Strong Limerick bench press proves difference
Limerick 3-32 Cork 2-31
The history of most successful teams can be traced back to a particular occasion when they delivered a performance which suggested they possessed that special quality required to advance from contenders to champions.
Whether, in weeks - or even years - to come, Limerick will regard yesterday as that defining day remains to be seen, but it certainly had all the signs of being something different.
The manner in which they worked their way through what appeared a full-blown crisis after 62 minutes to book a place in the All-Ireland final for the first time since 2007 provided compelling evidence that their self-belief is such that adversity inspires rather than deflates.
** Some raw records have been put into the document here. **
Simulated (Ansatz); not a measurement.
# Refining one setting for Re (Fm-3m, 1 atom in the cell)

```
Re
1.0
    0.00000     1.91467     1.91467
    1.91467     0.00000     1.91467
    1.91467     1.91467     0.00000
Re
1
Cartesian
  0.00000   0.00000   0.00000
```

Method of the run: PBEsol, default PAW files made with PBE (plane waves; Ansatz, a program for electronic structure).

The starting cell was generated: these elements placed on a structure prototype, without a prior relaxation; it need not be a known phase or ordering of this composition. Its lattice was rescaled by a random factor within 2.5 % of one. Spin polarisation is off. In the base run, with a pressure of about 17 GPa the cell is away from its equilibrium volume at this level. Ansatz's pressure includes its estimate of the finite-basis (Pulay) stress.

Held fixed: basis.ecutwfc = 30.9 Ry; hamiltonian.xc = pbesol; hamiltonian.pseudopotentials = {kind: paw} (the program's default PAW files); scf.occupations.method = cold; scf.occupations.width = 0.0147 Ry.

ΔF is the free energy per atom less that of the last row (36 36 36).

It was shown to a lesser degree when Kilkenny headed them late on in the quarter-final but yesterday's defiance levels rose to much greater heights.
Facing a six-point deficit after being outmanoeuvred for almost half an hour, they launched a recovery package that not only wiped out Cork's lead but actually took them into a one-point lead before Patrick Horgan levelled it up in the fourth minute of added time.
It was a welcome reprieve for Cork but the signs were ominous as they headed for another gruelling 20 minutes.
Limerick had far more energy in the last 10 minutes of normal time and carried that advantage into extra-time which they won by 2-5 to 1-4. That flatters Cork, whose goal came late on at a time when they were seven points behind and all out of ideas.
Cork's post-mortem into the defeat by Waterford in last year's semi-final centred on the dismissal of full-back Damien Cahalane at the three-quarter stage but there can be no such mitigating consideration this time.
The hard facts were that they failed to protect a six-point lead, worn down by the sheer force of Limerick's intensity and will.
It was an formidable combination and owed much to the massive impact of the subs that John Kiely was in a position to introduce. He began the overhaul process by sending in Peter Casey after 51 minutes and while he did well, it was the contributions by Shane Dowling and Pat Ryan that really wrecked Cork.
Later arrivals, Barry Nash and David Reidy, also impressed, each clipping over a point late on. Limerick's subs scored a total of 2-6, with Dowling scoring 1-4 in what was probably the best performance off the bench by anybody this season.
He said afterwards that he was disappointed not to have made the starting team and judging from his performance, he used it as a powerful motivation when the opportunity arose.
He really was a major rallying force in the revival and carried it into extra-time, when he scored 1-1. The goal came from a penalty early in the second period when he drilled a low shot past Anthony Nash after he himself had been fouled.
Ryan followed up a few minutes later when he whizzed in along the endline and flicked the ball to the net. Nash and Reidy added further points, completing the picture of Limerick as a county with very deep talent reserves.
In contrast, Cork's impact off the bench was limited, which was always going to be seriously damaging once they were taken into extra-time.
Still, it will haunt them for a long time that they were unable to manage the game better after going six points ahead.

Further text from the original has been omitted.